The financial concerns of wealthy people arguing about where their wealth should be located aside, this push-me-pull-youing is really about philosophy. Apple has traditionally been a growth stock. Growth stocks are like attractive young people - they are bought cars, and if they respond by offering to pay for a round of drinks their generosity is celebrated. Their shareholders are expected to see value in the retention of capital to power expansion, and not ask for dividends.

Becoming a dividend stock, then, is part of the ageing process. You are still handsome - in a distinguished way - but people just don't see you as sexy or dangerous. It's an acknowledgement that your boundless ambition now has bounds, and you don't need all the money you have been salting away to reach them. Paying a slightly larger dividend won't hurt Apple's long-term business viability. They are in no immediate danger of extinction, and they are hardly a takeover target. However, it is an admission that they do not have anything hidden up their sleeve that might need $100 billion to get rolling. Embracing dividends is like swapping your sports car for a people carrier. It means you can shuttle your kids' soccer team to practice. It makes a lot more sense in terms of where you are in your life. But it just isn't the same. It's the difference between Steve Jobs' black turtleneck and Larry Ellison's turtleneck and sports coat.

Apple fought hard for that kind of security. And it is a sign of the times that Microsoft, which has traditionally had a smaller version of the same problem- there simply not being enough acquisitions or hires available to soak up the cash on their margin-rich software business - is now the one making risky, high-wire hardware plays, while Apple is dropping capacity bumps to the iPad. Some sort of compromise, it seems, will be reached, but this is really about whether the enfant terrible of personal computing should be coloring its grey hairs as much as anything else.

Fighting is Magic

And finally - the phenomenon of My Little Pony: Friendship is Magic has been explored here before. Intended for a core audience of young girls, this cartoon series and toy line (or, if you are makers Hasbro, toy line and attendant cartoon series) has acquired a significant and phenomenally creative periphery audience of young men and women (mostly men) who have expressed their devotion through art, fiction, music and video game mods, among other media.

John de Lancie and Tara Strong (the voice of Lollipop Chainsaw) explain the whole thing.

As an interesting sidenote, one reason it is possible to create such perfect copies of the cartoon is that it is made in Flash - that is, the tools used by the animators are the same as the tools being used by the fanimators.

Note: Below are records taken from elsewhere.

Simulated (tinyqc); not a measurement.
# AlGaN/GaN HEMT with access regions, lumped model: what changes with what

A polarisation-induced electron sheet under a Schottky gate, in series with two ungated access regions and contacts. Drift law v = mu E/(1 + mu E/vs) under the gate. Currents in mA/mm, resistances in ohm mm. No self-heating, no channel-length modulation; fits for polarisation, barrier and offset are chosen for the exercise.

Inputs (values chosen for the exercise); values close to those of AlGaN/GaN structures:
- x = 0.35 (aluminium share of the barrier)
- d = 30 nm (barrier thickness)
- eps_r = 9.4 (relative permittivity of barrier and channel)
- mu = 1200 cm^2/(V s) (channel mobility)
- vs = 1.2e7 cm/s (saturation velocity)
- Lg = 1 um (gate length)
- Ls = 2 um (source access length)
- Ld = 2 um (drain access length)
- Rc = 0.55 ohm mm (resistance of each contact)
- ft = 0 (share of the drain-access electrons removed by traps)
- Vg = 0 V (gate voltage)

Hasbro found itself, then, with the pleasant headache of managing a well-heeled subculture dedicated to consumption and buzz-marketing their brand. Its broadly hands-off approach has won significant praise. But Jeremiahs among the bronies have pointed to a growing tension in the relationship, in particular after Lauren Faust, the showrunner of the first season and generally seen as the creative soul of the enterprise, left the team creating the TV show.

One such edge case was Fighting is Magic, a fan-made 2D beat-em-up in the style of Street Fighter using the cast of Friendship is Magic.

Hoof the toughest fighter? I'm sorry.

Arguably a victim of its own success, Fighting is Magic was selected as a featured game, although still in development, at EVO, the fighting game eSports convention. This may have been the direct cause of the cease and desist notification its creators, Mane6, received last week, leading to the suspension of the project while Mane 6 seek to negotiate with Hasbro.

Opinion in the fan community seems roughly divided between those who see this as an unfortunate but reasonable consequence of the game's growing profile - what can be forgiven if limited to niche fandom may be problematic on a wider stage - and point out that a game in which a group of characters whose entire brand is based around the magic of friendship kick the stuffing out of each other was always going to be treading into dangerous territory. Others see this is as the beginning of the end for the relatively easy ride pony fandom has had from the license holder, and look fearfully at the vast corpus of fan works which may be endangered.

Lauren Faust, meanwhile, has offered to create a new set of characters for the game's developers, an exceptionally classy move which leaves the possibility of the core game, at least, surviving, although the labour involved in redrawing and rebalancing a new set of characters and attacks is far from casual.

 My Little Pony - Friendship is Magic  has become a fascinating petri dish for relations between IP holders and creative fans - although the media is quick to focus on some of the less all-ages expressions of a minority of fans. Mainly, however, this provides an excuse to post the Skyrim mod which turns all the dragons into the shy yellow pegasus Fluttershy. Yay!

Fus r - oh dear!

So, in conclusion, we live in a world without logic, the news stories of which seem custom-designed to try the patience of any sane human being. And those are my first world problems. How about yours?